For people who have a garden, wish they had one, enjoy looking at them, or just want an evening out, there is an event taking place Wednesday for such folk. It's the 19th Annual Minot Symphony Secret Garden Tour and Garden Store and from 4:30 to 9:00 p.m. there will be opportunity for viewing local gardens, musical entertainment, refreshments and getting together with old or new friends.
The Secret Garden Tour is open to everyone. Tickets for adults and children over 12 are $12 in advance or $15 on the night of the tour. Advance tickets will be sold up until 4 p.m. today and can be purchased at Lowe's Floral & Garden Center, Lien's Jewelry and the Mohall Flower House Garden Center. Tickets may also be purchased at the gardens on the day of the tour or at the Scandinavian Heritage Park from 4 to 6 p.m. All proceeds benefit the Minot Symphony Orchestra.
In addition to the garden tours, there will be a garden store with yard art from local artists as well as music performed by the Northern Lights String Quartet and two student musical groups. Refreshments will be available at Scandinavian Heritage Park from 7 to 8:30 p.m. The tickets will have maps, the addresses of the gardens on the tour and descriptions of the gardens.
Another garden belonging to Dora Mae Tarvestad, located in northwest Minot, is terraced and has a barrel fountain along with perennials and a brick pathway. Tarvestad’s friend Al can be seen tending to one of the many flowers.
Paulette Dailey, garden tour chairperson and executive director for the Minot Symphony Orchestra, said the flowers in the tour are beautiful because of all the rain and there are very creative people whose gardens are featured.
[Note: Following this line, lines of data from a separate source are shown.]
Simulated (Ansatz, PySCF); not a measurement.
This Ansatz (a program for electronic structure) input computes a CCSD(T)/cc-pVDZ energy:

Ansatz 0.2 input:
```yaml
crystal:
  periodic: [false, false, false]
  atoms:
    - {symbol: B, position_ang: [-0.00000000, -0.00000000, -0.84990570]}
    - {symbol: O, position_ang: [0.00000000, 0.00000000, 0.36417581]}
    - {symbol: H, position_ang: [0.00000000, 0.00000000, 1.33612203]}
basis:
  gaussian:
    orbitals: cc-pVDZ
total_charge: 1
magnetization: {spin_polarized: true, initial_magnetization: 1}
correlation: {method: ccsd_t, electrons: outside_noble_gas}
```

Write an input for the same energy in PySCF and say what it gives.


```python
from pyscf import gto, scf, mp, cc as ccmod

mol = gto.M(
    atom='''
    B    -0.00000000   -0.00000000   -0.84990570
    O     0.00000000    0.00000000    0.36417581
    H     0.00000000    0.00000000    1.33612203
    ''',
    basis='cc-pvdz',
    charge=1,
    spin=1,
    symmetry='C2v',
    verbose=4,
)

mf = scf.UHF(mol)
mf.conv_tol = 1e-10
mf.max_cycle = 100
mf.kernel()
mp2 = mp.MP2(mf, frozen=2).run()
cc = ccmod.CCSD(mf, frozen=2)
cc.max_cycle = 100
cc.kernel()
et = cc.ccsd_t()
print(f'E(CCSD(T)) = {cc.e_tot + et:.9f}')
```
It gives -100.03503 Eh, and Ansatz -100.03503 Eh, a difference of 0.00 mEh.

Gardens featured on the tour include Mike and Deb Klimpel in southwest Minot; John Sinn and Ellen and Monte Sipma, both in southeast Minot; and Patrice Mitchell, Dora Mae Tarvestad and friend Al, and Charles and Jule Herrmann, all northwest Minot. Dailey said addresses are not provided ahead of time so that people will attend the garden tour. Special features in the gardens include water features, garden sheds, secluded seating areas, yard art, succulents, herb garden, birdhouse collection, a Catalpa tree, container gardening, gates and arbors, window boxes, sun and shade perennial gardens, flower and vegetable beds, a garden that has been rebuilt after the flood and a garden store with yard art from local artists.
Dailey said the garden tour is a great fundraiser for the Minot Symphony Orchestra and the proceeds are used for support of the orchestra or for scholarships for students in grades 7 through 12 to attend International Music Camp or to participate in Dakota Chamber Music. Some of the students end up playing in the symphony, she added. "It's a great thing and we want to support the community," Dailey said.
People do not need to have expert or huge gardens to be included in the annual garden tour. Dailey said every year she and other committee members look for gardens in the community or through word-of-mouth. "We'd love to have people volunteer their gardens," she added. "It's a great thing because gardeners work so hard and every garden is worthy." Every year, Dailey said they have people they will ask to feature their gardens in the tour, but mostly find gardens anyway they can.
Usually the Minot Symphony Secret Garden Tour is well attended, Dailey said. It was held during the year of the flood and the year after and still had a decent crowd, she added. This year on the tour are two gardens located in neighborhoods that were flooded in 2011.
Everyone is encouraged to attend the garden tour. "If you like to see people, the creativity of the gardeners, the flowers, so many variables of plants and flowers, and seeing other peoples' ideas," Dailey said, then the garden tour is an event for you. "It's a laid-back evening," she added. "You walk around and look at gardens. It's a nice, quiet evening in a crazy world."